Companies usually sell to consumers online but trade with other businesses through catalogues, telesales and salespeople out on the road. That is changing with a huge rise of B2B ecommerce.
What is the size of the B2B eCommerce market?
It should not come as a surprise that the size of the B2B ecommerce market is increasing. Forrester Research found that in 2015 B2B e-commerce companies generated $780 billion. This is part of an upward trend, and it is predicted that B2B ecommerce revenues will continue growing and will be worth $1.13 trillion by 2020.
According to Forrester:
- 74% of B2B buyers will research at least half of their business purchases online.
- 93% of business buyers prefer to purchase online when they’ve decided what to buy.
- 56% of business were expected to make at least half of their work-related purchases online by 2017.
What does a B2B ecommerce customer look like?
It is very important to start by understanding B2B customer type. It is reasonable to assume that the decision makers are older, more senior occupants of the C-Suite. However, a study by Google with Millward Brown Digital shows that B2B e-commerce websites also need to focus on the people researching buying decisions which means those ever online, millennials. According to this study, almost 50% of researchers were aged between 18-34.

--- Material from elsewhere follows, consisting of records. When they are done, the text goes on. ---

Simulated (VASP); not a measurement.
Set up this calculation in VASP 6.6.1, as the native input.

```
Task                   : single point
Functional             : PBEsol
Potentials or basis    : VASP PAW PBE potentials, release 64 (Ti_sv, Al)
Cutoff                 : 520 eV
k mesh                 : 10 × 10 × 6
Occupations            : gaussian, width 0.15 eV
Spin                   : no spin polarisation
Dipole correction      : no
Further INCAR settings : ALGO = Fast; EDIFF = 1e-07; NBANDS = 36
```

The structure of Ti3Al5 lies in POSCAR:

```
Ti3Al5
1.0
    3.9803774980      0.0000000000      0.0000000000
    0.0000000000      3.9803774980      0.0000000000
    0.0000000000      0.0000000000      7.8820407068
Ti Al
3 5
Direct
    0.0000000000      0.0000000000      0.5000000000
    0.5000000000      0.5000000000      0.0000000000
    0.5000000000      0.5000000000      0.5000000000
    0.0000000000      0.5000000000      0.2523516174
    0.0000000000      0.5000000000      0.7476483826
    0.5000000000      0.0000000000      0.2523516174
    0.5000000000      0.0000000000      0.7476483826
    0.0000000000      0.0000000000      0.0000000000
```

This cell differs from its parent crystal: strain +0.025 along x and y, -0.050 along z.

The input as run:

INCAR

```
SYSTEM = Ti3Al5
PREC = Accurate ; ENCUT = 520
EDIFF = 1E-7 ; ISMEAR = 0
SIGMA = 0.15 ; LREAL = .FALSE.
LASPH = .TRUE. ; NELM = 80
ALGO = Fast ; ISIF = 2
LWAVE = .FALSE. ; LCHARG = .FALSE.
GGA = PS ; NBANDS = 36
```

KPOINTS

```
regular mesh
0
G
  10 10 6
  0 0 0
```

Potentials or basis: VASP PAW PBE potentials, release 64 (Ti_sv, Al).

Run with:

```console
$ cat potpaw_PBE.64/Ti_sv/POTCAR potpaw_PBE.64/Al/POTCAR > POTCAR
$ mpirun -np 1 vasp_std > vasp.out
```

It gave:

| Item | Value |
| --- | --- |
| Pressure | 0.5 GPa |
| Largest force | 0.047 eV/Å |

So how important are those researchers? According to the study they are very important. While 64% of the C Suite respondents had sign-off, so did 24% of the non C-Suite. When it comes to influence the non C Suite are even more important. More than 4/5 Non C-Suite employees influence decisions.
What is also very important to understand that the B2B customers do not exist in a vacuum. They are almost certainly a B2C customer as well. Their expectations of how a B2B website should work will have been set by Amazon, Tesco, Argos, John Lewis and more.
What does the B2B ecommerce buying journey look like?
According to Google, B2B researchers do an average of 12 searches before engaging on a specific brands site. Around 71% of them start with a generic search, such as a category search like ‘laptops’. Therefore, if you are just optimising search engine for your brand name you are notably missing out. Also, according to Google, 42% of B2B researchers use a mobile device during the purchasing process, nearly half of those (49%) are using a mobile device at work. 48% watch at least 30 minutes of video as part of their product research.
Are companies shifting from selling B2C to B2B?
According to Big Commerce, a lot of retailers have found themselves selling B2B rather than planning for it. Many companies have become both B2B and B2C. They cite the example of FlexFire LEDs. Looking at their customers reviews it feels like an 50-50 split between home owners and businesses. However, 80% of their revenue comes from B2B.
What are the best payment options for B2B customers?
B2B customers are not so different to B2C as they are looking for similar things including finance options, buy now pay later or even cryptocurrency payments. Payment options need to be tailored to the B2B customer. 47% of respondents in the Forrester Study said the ability to pay with credit cards, PayPal, the possibility of credit terms and different finance options were most critical to the user. Payment by purchase order, however, accounts for the majority of B2B online purchases. Therefore, an option to sign in as an account holder and to be sent an invoice can be important B2B ecommerce functionality.
What are the best delivery options for B2B ecommerce customers?
Business customers buy from Amazon and Argos just like everyone else hence they expect, as a minimum, similar levels of flexibility in delivery. According to Forbes, B2B ecommerce customers say that delivery options need to include:
- just-in-time delivery,
- automated replenishment,
- partial delivery,
- multi warehouse shipping,
- returns management.
Will technology eventually replace sales jobs and catalogues?
Neither the salesperson nor catalogue is dead. But they need to be joined up and enabled by technology. There are large expectations amongst B2B customers that salespeople will know and understand their history and requirements regardless of where orders are placed. Ecommerce customers are expecting the same personal service as they received from visiting a store. According to Gartner, by 2020 business customers will manage 85% of the relationship with a supplier company without even talking to a human being.
The same applies to online stores where B2B customers don’t want to be treated like a stranger. When they pick up the phone and speak to a member of the sales team, they expect their needs and requirements to be understood without repeating the content of every call they have made. This is where personalisation is important, both in the customers interaction with the website, the way in which they are sold to and the avenues available when they come to pay or finance the product.
Don’t miss this opportunity to grow your business. Offering an additional payment method to your customers will boost your revenue. Offering payment flexibility is proven to bring in more orders at higher values. A finance option will also help to distinguish you from your competitors. Simply sign up and start offering finance to your business customers today!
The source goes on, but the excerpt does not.